In fact changing environments, Six Sigma projects with typical lead times are perceived as slow. It might lead to disbelief in the methodology in the organization. Typical well lead projects go through a toll gate review, facilitated by the black belt, and with participation of (at least) the project champion, project sponsor and project team members when a DMAIC phase is completed. These review meetings are typical progress communication meetings. Best case, they happen very 4 to 5 weeks, worst case they don’t happen. Point is, even 4 to 5 weeks is perceived slow by management.
From the project team’s point of view, 4 to 5 weeks is a short time frame during which many activities take place. Lots of intermediate results are produced, all adding up to the completion of the DMAIC phase.
Experience has taught me how to break this perception of nothing much is happening. The answer is frighteningly simple: communicate, communicate, communicate.…
Here is an example: A typical report out at the closure of the measure phase is: data collection plan with all details, MSA results and baseline process capability.

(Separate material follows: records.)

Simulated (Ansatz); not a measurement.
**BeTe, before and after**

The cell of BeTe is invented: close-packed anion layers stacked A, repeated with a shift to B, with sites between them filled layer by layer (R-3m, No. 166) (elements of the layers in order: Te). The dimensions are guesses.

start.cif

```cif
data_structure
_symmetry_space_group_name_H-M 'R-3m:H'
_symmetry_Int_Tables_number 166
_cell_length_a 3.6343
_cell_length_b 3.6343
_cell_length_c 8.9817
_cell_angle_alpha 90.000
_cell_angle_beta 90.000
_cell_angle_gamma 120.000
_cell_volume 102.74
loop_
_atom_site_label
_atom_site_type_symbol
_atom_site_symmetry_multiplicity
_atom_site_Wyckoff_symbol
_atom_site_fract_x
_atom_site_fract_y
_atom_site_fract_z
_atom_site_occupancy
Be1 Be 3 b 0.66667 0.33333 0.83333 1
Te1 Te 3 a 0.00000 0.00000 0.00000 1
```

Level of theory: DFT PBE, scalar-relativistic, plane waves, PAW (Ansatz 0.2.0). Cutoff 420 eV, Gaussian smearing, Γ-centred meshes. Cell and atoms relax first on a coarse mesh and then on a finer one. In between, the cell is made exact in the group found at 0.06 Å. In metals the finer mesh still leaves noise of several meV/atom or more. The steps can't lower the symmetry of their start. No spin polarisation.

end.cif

By communicating the progress as it happens, you break the perception that nothing much is happening, you teach the organization about the tools that you have applied, you create awareness that unexpected events cost additional time, you motivate your project team by making their hard work visible and you celebrate your success. An example: your MSA indicates the measurement system is corrupt. Communicate your findings and your actions to fix the measurement system. Communicate when the measurement system is fixed, communicate when you gather data.…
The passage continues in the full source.